Wondering if someone could explain to me the differences between RY-N and RY.PR.T-T, RY.PR.X-T, RY.PR.R-T and there are more. I know the type are preferred rather than common but why are they so many ticker symbols? and also the price diff. $50 for common and $27 for preferred what are the differences, pros and cons etc....
Also, the person who answers this, could you explain how you know this or where I can find this info from. I do not want to always ask when I can look and do some reading myself. I really need to learn everything I can about stocks since I really enjoy it
Also, On Nasdaq website price is $50.61 and on globe and mail website price is $52.05 all I can think of is after hours but what one do you go with? what is the best site to look at up to date prices for any stock?
They are probably the different issues of preferred stocks. Most of the Cdn banks have many preferred issues. Did you look in the investor relation's section of RY's website?

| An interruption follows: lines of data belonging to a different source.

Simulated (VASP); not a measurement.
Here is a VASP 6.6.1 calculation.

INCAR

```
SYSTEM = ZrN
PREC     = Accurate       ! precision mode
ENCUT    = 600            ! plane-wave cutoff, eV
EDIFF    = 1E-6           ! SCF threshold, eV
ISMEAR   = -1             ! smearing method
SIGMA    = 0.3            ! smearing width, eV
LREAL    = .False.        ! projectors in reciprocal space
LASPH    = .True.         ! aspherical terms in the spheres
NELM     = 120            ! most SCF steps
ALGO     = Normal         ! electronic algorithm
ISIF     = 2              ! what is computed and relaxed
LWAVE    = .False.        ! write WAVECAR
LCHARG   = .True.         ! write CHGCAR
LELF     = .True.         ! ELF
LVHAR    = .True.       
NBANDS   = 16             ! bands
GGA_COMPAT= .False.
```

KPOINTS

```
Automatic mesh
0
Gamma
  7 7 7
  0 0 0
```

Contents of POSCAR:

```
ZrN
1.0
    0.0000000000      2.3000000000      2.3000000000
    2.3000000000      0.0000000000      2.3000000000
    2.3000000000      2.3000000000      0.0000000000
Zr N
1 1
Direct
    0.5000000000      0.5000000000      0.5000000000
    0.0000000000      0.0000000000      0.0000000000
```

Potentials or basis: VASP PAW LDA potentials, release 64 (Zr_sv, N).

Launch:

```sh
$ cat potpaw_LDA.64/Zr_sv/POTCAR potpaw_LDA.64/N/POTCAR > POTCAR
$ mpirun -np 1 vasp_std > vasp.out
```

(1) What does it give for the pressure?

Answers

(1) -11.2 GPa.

So what does different issues mean? what is the purpose of having diff preferred shares
There are different series of preferred shares, issued by the company at different times and/or with different features. There is a list of RY's preferred shares here: http://www.rbc.com/investorrelations...formation.html. In general preferred shares trade based on the features they offer (dividend rate is one feature, whether that rate resets is another feature) and how those features compare to the current market. Note that the only thing about the company that might impact the price of a preferred share is whether the company is likely to continue to be able to pay the dividends. Also in general preferred shares are issued at $25 so they usually trade fairly close to that.
The difference between the NASDAQ and TSX values is likely totally related to the US/CDN exchange rate. If it isn't someone would take advantage of the difference, buying on the cheaper exchange and selling on the more expensive one.
An old post on preferred shares, might answer some of your questions.
As for the many series, it's in part because preferred shares have more in common with bonds than with common shares: new series are issued from time to time with their own set of rules and coupon rates. They are also called or redeemed on a regular basis. Nearly all preferred shares have provisions for how the shares will be redeemed: is it at the holder's option, or the company's? What's the time frame? Even for perpetual preferred shares, there's usually an expectation that the company will call them back after 10 years or so.
So you get a rolling set of preferred shares: a number of series, with some just issued, some close to being redeems, some perhaps perpetual, all with their own rules for coupons, etc.